An LC circuit contains a 20 mH inductor and a 50 μF capacitor with an initial charge of 10 mC.
Question:

An LC circuit contains a 20 mH inductor and a 50 μF capacitor with an initial charge of 10 mC. The resistance of the circuit is negligible. Let the instant the circuit is closed be = 0.

(a) What is the total energy stored initially? Is it conserved during LC oscillations?

(b) What is the natural frequency of the circuit?

(c) At what time is the energy stored

(i) completely electrical (i.e., stored in the capacitor)? (ii) completely magnetic (i.e., stored in the inductor)?

(d) At what times is the total energy shared equally between the inductor and the capacitor?

(e) If a resistor is inserted in the circuit, how much energy is eventually dissipated as heat?

Solution:

Inductance of the inductor, L = 20 mH = 20 × 10−3 H

Capacitance of the capacitor, C = 50 μF = 50 × 10−6 F

Initial charge on the capacitor, Q = 10 mC = 10 × 10−3 C

(a) Total energy stored initially in the circuit is given as:

$E=\frac{1}{2} \frac{Q^{2}}{C}$

$=\frac{\left(10 \times 10^{-3}\right)^{2}}{2 \times 50 \times 10^{-6}}=1 \mathrm{~J}$

Hence, the total energy stored in the LC circuit will be conserved because there is no resistor connected in the circuit.

(b)Natural frequency of the circuit is given by the relation,

$v=\frac{1}{2 \pi \sqrt{L C}}$

$=\frac{1}{2 \pi \sqrt{20 \times 10^{-3} \times 50 \times 10^{-6}}}$

$=\frac{10^{3}}{2 \pi}=159.24 \mathrm{~Hz}$

Natural angular frequency,

$\omega_{r}=\frac{1}{\sqrt{L C}}$

$=\frac{1}{\sqrt{20 \times 10^{-3} \times 50 \times 10^{-6}}}=\frac{1}{\sqrt{10^{-6}}}=10^{3} \mathrm{rad} / \mathrm{s}$

Hence, the natural frequency of the circuit is 103 rad/s.

(c) (i) For time period $\left(T=\frac{1}{V}=\frac{1}{159.24}=6.28 \mathrm{~ms}\right)$, total charge on the capacitor at time $t, Q^{\prime}=Q \cos \frac{2 \pi}{T} t$ For energy stored is electrical, we can write $Q^{\prime}=Q$.

Hence, it can be inferred that the energy stored in the capacitor is completely electrical at time, $t=0, \frac{T}{2}, T, \frac{3 T}{2}, \ldots \ldots .$

(ii) Magnetic energy is the maximum when electrical energy, Q′ is equal to 0.
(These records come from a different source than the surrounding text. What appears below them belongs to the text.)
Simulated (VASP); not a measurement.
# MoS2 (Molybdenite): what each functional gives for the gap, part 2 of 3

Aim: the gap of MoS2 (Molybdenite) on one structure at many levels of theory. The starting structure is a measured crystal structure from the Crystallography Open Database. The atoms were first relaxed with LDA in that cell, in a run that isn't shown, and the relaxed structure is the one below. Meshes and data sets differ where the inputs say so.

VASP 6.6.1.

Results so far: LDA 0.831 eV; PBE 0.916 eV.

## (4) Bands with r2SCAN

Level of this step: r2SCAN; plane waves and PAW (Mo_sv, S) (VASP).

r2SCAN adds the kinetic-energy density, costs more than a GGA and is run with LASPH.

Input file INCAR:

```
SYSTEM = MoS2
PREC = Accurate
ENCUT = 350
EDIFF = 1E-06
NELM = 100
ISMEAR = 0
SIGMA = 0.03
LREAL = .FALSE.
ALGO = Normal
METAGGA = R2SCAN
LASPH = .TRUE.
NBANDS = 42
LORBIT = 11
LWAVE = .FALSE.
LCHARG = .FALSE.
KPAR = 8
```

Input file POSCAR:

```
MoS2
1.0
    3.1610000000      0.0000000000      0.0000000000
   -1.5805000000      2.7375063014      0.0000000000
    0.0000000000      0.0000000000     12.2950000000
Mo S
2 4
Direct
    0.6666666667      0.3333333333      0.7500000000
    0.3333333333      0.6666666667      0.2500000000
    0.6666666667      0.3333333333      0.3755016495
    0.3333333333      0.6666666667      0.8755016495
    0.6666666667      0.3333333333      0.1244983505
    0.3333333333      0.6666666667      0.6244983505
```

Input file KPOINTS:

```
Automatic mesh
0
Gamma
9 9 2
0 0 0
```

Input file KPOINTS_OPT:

Hence, it can be inferred that the energy stored in the capacitor is completely magnetic at time, $t=\frac{T}{4}, \frac{3 T}{4}, \frac{5 T}{4} \ldots \ldots .$

(d) Q1 = Charge on the capacitor when total energy is equally shared between the capacitor and the inductor at time t.

When total energy is equally shared between the inductor and capacitor, the energy stored in the capacitor $=\frac{1}{2}$ (maximum energy).

$\Rightarrow \frac{1}{2} \frac{\left(Q^{1}\right)^{2}}{C}=\frac{1}{2}\left(\frac{1}{2} \frac{Q^{2}}{C}\right)=\frac{1}{4} \frac{Q^{2}}{C}$

$Q^{1}=\frac{Q}{\sqrt{2}}$

$\operatorname{But} Q^{1}=Q \cos \frac{2 \pi}{T} t$

$\frac{Q}{\sqrt{2}}=Q \cos \frac{2 \pi}{T} t$

$\cos \frac{2 \pi}{T} t=\frac{1}{\sqrt{2}}=\cos (2 n+1) \frac{\pi}{4}$     where $n=0,1,2, \ldots . .$

$t=(2 n+1) \frac{T}{8}$

Hence, total energy is equally shared between the inductor and the capacity at time, $t=\frac{T}{8}, \frac{3 T}{8}, \frac{5 T}{8}\ldots \ldots$

(e) If a resistor is inserted in the circuit, then total initial energy is dissipated as heat energy in the circuit. The resistance damps out the LC oscillation.